Learn


Mise-en-Scène


As you learned earlier in this unit, play scripts often include minimal detail.  This serves two purposes. 

  • First, it allows for a great deal of freedom to the people who are staging the play to make it their own unique production.

  • Second, this minimal quality to scripts also gives everything on stage much greater importance.  The props, set, even the costumes all become very meaningful and serve to help tell the story and convey key themes.

Mise-en-scène is a term used both in theatre and film to describe everything other than dialogue that is used to help tell the story or set a mood.  The mise-en- scène is what makes the dialogue come to life.  It can serve a variety of purposes.  It can help the story seem believable, establish the setting, convey character personalities or state of mind, or help set the mood of a scene.
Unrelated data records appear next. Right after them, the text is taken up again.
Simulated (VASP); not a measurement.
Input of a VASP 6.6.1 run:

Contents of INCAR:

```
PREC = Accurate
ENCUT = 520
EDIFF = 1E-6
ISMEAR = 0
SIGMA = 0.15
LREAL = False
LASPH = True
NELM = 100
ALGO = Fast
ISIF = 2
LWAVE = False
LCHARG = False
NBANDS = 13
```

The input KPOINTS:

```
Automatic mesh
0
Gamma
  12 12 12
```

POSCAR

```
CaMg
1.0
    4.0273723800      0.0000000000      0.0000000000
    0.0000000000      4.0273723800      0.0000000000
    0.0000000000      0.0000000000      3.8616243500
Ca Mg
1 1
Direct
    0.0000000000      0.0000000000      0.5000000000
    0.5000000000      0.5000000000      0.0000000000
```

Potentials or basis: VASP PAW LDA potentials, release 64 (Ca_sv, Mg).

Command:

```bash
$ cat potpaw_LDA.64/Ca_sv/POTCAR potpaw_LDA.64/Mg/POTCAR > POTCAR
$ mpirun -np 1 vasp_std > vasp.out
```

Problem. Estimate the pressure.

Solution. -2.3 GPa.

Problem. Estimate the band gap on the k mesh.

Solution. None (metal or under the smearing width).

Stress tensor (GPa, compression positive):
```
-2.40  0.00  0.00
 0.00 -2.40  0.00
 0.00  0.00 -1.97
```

Mise-en-scène includes all of the director’s choices in the following areas:

  • lighting
  • set design and décor
  • costuming (as well as makeup and hair)
  • props
  • blocking (actors’ movement and placement on stage)
  • framing of a shot (for film)
Typically the director is very involved in decisions regarding the mise-en-scène of each scene.  He or she will usually work with the crew—set designers, costumers, lighting, hair, and make-up people, as well as the actors—to plan how everything should look.
 Next time you watch your favourite television show, or go to a movie or a play, pay attention to the mise-en-scène.   You will be amazed at the hundreds of small but meaningful details that you may never have noticed before!  Ask yourself what those details reveal about the story and the characters.